We begin by summarizing the rules for drawing spacetime diagrams.

• Points in spacetime are called events.
• Lines with slope $m=\pm1$ represent beams of light.
• Vertical lines represent the worldline of an object at rest.
• Horizontal lines represent snapshots of constant time, that is, events which are simultaneous (in the given reference frame).
• Lines with slope $|m|>1$ (called timelike) represent the worldlines of observers moving at constant speed.
• The speed of such an observer is given by $c\tanh\beta$, where $\beta$ is the (hyperbolic) angle between the worldline and a vertical line.
• The distance between two events along such a line is just the time between them as measured by the moving observer.
• Lines with slope $|m|<1$ (called spacelike) represent lines of simultaneity as seen by an observer moving at constant speed.
• The speed of the corresponding observer is given by $c\tanh\beta$, where $\beta$ is the (hyperbolic) angle between the line of simultaneity and a horizontal line.

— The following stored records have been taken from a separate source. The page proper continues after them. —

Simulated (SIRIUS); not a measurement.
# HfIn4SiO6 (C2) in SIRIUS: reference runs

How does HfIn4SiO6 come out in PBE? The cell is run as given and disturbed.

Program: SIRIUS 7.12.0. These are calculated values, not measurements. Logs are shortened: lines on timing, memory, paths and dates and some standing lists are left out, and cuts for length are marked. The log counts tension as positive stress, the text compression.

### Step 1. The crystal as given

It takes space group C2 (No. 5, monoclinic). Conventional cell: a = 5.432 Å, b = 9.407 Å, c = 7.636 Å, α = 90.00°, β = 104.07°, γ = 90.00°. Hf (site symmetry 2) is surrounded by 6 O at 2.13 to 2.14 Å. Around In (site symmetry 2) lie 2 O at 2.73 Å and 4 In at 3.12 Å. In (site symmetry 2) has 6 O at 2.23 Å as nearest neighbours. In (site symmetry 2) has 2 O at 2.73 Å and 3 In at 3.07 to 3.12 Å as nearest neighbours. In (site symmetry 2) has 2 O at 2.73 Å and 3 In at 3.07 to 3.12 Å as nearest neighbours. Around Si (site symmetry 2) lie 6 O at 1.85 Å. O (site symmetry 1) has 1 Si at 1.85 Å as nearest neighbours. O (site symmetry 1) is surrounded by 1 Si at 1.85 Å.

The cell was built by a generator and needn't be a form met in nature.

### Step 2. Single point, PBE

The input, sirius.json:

• The distance between two events along such a line is just the distance between them as measured by the corresponding observer.
• Hyperbolas centered at the origin represent events at constant “distance” from the origin; such hyperbolas can be used to calibrate the scales along any line.
• Lines are orthogonal if they have reciprocal slopes.
• Triangle trigonometry can be used to relate measurements in different reference frames. (Be careful: A right triangle contains only one angle!)